I remember more than once being outraged over the way Christian chaplains were ordered to hide their crosses while stationed in an Islamic country, or at the military burning Bibles. We’ve come quite far since then.
From the Independent Sentinel: “Texas Politicians to Police: No Reading the Bible at Lunch and No Displaying the National Motto Either.”
What do you think of a politician telling you what you cannot read at lunch? How about politicians banning the National Motto?
A group of police were holding bible study for interested officers on their lunch hour in the City of Beaumont in Texas but the city manager and attorney decided to ban it because they were praying in public buildings.
The practice has been going on for two years.
It’s been reversed – maybe.
After officers and their lawyer threatened to sue, the city council found religion so to speak and will allow them to study the bible on their lunch but they can’t use government equipment to invite other officers to join them or do anything.
City buildings are public and there was no legal reason for the ban, but a lot of leaders are control freaks and still others are anti-religion. Then there are the cowards who cringe when they get one nasty letter or one adverse phone call.

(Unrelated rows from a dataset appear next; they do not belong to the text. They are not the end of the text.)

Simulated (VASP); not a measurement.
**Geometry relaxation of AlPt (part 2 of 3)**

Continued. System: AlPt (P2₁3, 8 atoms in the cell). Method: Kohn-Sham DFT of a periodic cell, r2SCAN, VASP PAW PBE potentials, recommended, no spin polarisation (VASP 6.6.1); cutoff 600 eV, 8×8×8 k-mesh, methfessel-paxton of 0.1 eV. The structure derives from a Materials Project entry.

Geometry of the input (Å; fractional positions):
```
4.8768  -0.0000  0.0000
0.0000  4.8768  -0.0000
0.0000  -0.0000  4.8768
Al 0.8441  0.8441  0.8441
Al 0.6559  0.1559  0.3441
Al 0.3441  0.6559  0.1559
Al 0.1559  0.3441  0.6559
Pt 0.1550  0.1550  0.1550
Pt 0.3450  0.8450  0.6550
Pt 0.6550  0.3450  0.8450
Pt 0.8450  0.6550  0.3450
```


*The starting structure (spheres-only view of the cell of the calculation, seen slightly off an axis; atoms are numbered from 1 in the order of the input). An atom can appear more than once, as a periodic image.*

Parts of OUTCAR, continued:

“There’s nothing wrong with having religious speech within these buildings,” said the police officers’ attorney Briscoe Cain. “In fact, just because they’re a public employee, this form of speech at that time is actually private speech and the government cannot censor this kind of private speech.”
The change of heart then came.
“City Manager Kyle Hayes advised me that he had reviewed applicable case law and police officers will be allowed to continue to meet in the Police Department conference room if it’s available during their lunch hour and hold bible study,” Councilman Getz told KFDM News. Getz says Hayes informed the attorney for the officers Friday afternoon.
“City equipment, such as computers, shouldn’t be used to send out emails about a matter that is private and not public,” said Getz. “But no one wants to infringe on civil liberties. We support our police and we want them to get all the prayers they can.”
The article also mentions that police vehicles can no longer carry the national motto, “In God we trust,” in other police departments.
I want to know if the cops are barred from all non-job-related content in their emails. Are they allowed to set up golfing tournaments or fishing trips on their email accounts? If so, the First Amendment (and common sense) dictates they can invite officers to a Bible Study.
Donald Trump says that this kind of garbage makes him angry. I get angry too.
There are far worse things the police could be doing on their lunch hour! At a time when many are complaining the police are unaccountable, knowing that a number of the police regularly remind themselves that they will all answer to God should be good news.